In came backup Kyle Postma, who began the season moonlighting at wide receiver before returning to quarterback full-time in late September following an ACL injury to backup Adam Schulz. Postma threw a touchdown pass on his first drive and then led Houston’s comeback in the second half. His seven-yard touchdown run with 1:27 remaining tied the score, and Ty Cummings’s extra point gave the Cougars their first lead of the night.
“Gutsy. He’s a pretty unflappable kid,” Houston coach Tom Herman told reporters of Postma. “We talk about unit pride and competitive focus. Competitive focus meaning that when your number is called, you are prepared. When your number is called, you won’t let your brothers down. I don’t think anyone batted an eye when we put him in the game.”
The Cougars are now 10–0, but they aren’t in the clear to win the American Athletic Conference’s West Division. To clinch it, Houston will have to beat Navy (8–1) on Nov. 27. Meanwhile, having yet another quarterback ready to go in at a moment’s notice and help his team win probably caused some Power Five athletic directors with open jobs to think even harder about targeting Herman, who managed Ohio State’s shifting quarterback situation during the Buckeyes’ national title run in 2014.
5. A day after learning that coach Gary Pinkel would resign following this season because of Non-Hodgkin’s Lymphoma, Missouri scored two fourth-quarter touchdowns to spark a 20–16 victory over BYU in Kansas City. The win came at the end of a tumultuous week that began with members of the team threatening to boycott the game if the university president didn’t resign and ended with Pinkel announcing a resignation he hadn’t planned to announce until Sunday. Here’s what Pinkel told the team after the win.
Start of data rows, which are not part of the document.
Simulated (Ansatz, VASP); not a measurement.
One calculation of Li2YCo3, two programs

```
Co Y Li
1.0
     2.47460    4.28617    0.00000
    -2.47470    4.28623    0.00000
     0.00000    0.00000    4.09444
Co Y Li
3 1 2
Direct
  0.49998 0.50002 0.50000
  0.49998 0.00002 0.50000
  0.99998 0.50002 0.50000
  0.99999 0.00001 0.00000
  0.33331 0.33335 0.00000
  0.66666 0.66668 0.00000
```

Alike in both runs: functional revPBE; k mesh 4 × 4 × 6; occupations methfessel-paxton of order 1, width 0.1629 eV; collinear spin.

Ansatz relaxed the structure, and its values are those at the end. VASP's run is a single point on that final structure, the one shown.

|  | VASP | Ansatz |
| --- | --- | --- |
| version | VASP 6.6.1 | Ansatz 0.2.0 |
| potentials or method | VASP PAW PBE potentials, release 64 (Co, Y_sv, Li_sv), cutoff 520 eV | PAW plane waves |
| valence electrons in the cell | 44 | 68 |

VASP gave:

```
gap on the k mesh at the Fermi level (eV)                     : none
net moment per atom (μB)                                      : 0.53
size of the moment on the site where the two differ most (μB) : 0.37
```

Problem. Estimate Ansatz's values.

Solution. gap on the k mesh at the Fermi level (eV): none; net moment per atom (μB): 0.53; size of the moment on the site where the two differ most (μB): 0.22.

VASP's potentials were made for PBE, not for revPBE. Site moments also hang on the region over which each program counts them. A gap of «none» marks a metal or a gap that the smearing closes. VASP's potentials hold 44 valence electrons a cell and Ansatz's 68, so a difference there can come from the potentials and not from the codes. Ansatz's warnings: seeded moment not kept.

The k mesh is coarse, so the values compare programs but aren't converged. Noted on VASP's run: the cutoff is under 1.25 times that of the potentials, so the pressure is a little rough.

6. All those preseason predictions indicating that Arkansas could be sneaky good in the SEC West were apparently accurate. It just took losses to Toledo and Texas Tech before the Razorbacks could reach their potential. Saturday, Arkansas knocked LSU out of the playoff race with a 31–14 win at Tiger Stadium. The Hogs also beat the Tigers 17–0 last season, and this week’s victory followed a wild 53–52 overtime win at Ole Miss on Nov. 7. The Razorbacks’ defense played much better in Baton Rouge, sacking quarterback Brandon Harris five times. LSU tailback Leonard Fournette wasn’t completely shut down the way he was a week earlier at Alabama, but he finished 81 yards below his season rushing average with 91 yards.
“When you come to play Arkansas, I want you know that you’re in a street fight,” Hogs coach Bret Bielema said. “It’s not going to come easy. We’re going to play, and we’re going to play longer than a lot of people want to play. … I think we can begin to get a little respect in our league even before we take the field now. It’s fun where we’re going.”
Arkansas now sits at second place in the SEC West. What it says about the division that a team that lost to Toledo and Texas Tech is in second place is another question entirely.
7. Arizona was in danger of finishing the season with five straight losses if the banged-up Wildcats—who play 12 games in 12 weeks this fall—couldn’t find a way to stop the skid. The Wildcats did that Saturday with a double-overtime win over Utah that might have knocked the Pac-12 from playoff contention.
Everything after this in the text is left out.